U.S. P&C Net Income Drops 87% in Q1

The dog days of summer definitely have arrived for the property/casualty market. A day after Conning Research and Consulting released a report stating that mixed insurance premium pricing momentum and modestly deteriorating underwriting results will conspire to keep the P&C market in its current malaise, A.M. Best published a report that dovetails with Conning's assertions.

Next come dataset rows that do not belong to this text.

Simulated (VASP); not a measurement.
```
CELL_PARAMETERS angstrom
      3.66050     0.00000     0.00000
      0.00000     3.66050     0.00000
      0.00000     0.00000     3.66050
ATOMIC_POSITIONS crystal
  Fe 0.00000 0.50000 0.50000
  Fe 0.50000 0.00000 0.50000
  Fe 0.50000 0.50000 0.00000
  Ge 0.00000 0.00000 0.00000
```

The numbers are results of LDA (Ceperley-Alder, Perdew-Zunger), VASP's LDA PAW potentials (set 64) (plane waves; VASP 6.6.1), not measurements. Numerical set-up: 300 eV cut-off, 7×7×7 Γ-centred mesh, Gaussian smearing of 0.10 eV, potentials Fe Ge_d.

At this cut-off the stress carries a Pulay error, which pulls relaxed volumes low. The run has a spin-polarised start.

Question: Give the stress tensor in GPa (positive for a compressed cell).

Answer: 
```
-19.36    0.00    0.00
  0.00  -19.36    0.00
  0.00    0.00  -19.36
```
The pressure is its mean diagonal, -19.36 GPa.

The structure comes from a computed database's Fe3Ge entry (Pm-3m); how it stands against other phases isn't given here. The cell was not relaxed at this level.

According to the A.M. Best report, the U.S. property/casualty industry's net income plummeted approximately 87% to $1.2 billion in the first quarter of 2009, due to challenging underwriting and investment markets. The year-over-year decline in earnings was principally due to the protracted turmoil in the financial markets, and the related impact on the P&C industry's net investment income and realized capital losses.

The following results are for Q1 2009, year-over-year:

  • Net premiums written fell $4.2 billion, or 3.8%, to $107.6 billion from $111.8 billion
  • The industry recorded an underwriting loss of $0.8 billion, driven by continued rate pressure, lower top-line growth, weather-related losses and the impact of significant losses reported by mortgage and financial guaranty insurers
  • The combined ratio rose to 100.5 from 99.8.
  • The mortgage and financial guaranty segments reported an underwriting loss of $1.9 billion, and posted a combined ratio of 220.8, adding approximately two percentage points to the industry's combined ratio
  • Net investment gains fell $8.7 billion to $4.4 billion, down from $13.1 billion.
  • The personal lines segment's underwriting results deteriorated, with a reported calendar year combined ratio of 100.7, up from 98.4
  • The commercial lines segment's combined ratio improved modestly to 101.2, compared with 102.1
  • The U.S. reinsurance segment posted a healthy combined ratio of 94.3, compared with 92.9
  • The industry's policyholder surplus declined $82.0 billion, or 15.5%, to $447.2 billion for the 12 months ended March 31, 2009
  • The annualized after-tax return on equity fell to 0.2% for the 12 months ended March 31, 2009, down from 1.8% for the 12 months ended March 31, 2008

A.M. Best added that 2009 is shaping up to be another challenging year for the U.S. property/casualty industry, and the unfavorable economic, investment and underwriting environments are expected to continue straining underwriting and operating results throughout the remainder of the year.